In the history of dramatic presentation, the spoken word has reigned supreme until fairly recent times. With the advent of miraculous technology for throwing images up on a large panoramic screen and the infusion of vast surrounds of ambient atmospherics a gradual shift in emphasis has evolved.

Music and pure visual action has all but replaced the spoken word and even in some respects the plot! At first music was the "verb" that connected the visual subject to the object of desire.

Activity onscreen was synonymous with activity in the orchestra pit. So potent and moving was this device that more and more sonic layers have been added over the years in multifarious incarnations. Clever composers developed an approach which seemed a best fit for the marrying of onscreen activity with their musical creations.

Roughly these schemes and strategies fall into the following categories:  

  1. The rhythm carries the pulse with various percussion colors. An ostinato can simply repeat a comprehensible pattern or the pattern can vary unpredictably.
  2. Brass chords and low strings. Sometimes woodwinds add a touch of variety.
  3. Slashing chords played tutti.
  4. Synth drones and bouncy wouncy electronic voices.
  5. Slow scales and sinister minor chords going "against" the action on screen.
  6. A bit of each of the above.

In the old days a guy like Tiomkin would use the entire orchestra in a fugue with parts carefully timed to ape (or Mickey Mouse) the action with a sound to match each action flourish.

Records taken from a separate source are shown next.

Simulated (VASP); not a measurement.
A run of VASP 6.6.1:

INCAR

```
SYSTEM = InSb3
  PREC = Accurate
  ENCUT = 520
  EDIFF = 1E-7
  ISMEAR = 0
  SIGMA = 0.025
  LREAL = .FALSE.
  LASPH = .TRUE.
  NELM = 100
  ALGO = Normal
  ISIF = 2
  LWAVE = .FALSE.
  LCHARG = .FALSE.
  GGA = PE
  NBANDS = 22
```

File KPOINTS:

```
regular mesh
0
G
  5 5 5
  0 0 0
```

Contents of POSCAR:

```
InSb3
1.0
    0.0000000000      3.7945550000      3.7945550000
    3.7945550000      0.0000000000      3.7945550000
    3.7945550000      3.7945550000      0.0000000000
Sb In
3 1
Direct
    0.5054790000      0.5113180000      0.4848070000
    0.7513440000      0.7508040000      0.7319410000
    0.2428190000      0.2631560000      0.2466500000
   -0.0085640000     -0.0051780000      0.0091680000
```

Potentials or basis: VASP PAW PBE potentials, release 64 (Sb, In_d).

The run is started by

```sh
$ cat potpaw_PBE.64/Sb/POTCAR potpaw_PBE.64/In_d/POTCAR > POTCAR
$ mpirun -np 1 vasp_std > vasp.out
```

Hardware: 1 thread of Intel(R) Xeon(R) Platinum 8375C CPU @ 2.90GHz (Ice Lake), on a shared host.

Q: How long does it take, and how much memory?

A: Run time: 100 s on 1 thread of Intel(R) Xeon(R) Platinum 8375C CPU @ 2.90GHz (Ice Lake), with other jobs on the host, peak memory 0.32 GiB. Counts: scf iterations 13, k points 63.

Bernard Herrmann would repeat a small phrase modulating downscale with large or small choirs of instrumental colors. Or, he'd expostulate brazenly with large percussion canons and flourishing brass stings.

Elmer Bernstein would take 9/8 triplet-like rhythms and break them up in the lower section and let the horns and brass wail on top while the piano gave colorful obbligato decorations in the middle.

John Barry would divide eighth notes into 3-3-2 and alternate chromatic chords atop in a lurching rhythm while a definite memorable melodic phrase floated above.

Lalo Schifrin would take a West Coast Jazz instrument group and add ad lib Tabla drums, stream of consciousness flute and afro-cuban melody fragments.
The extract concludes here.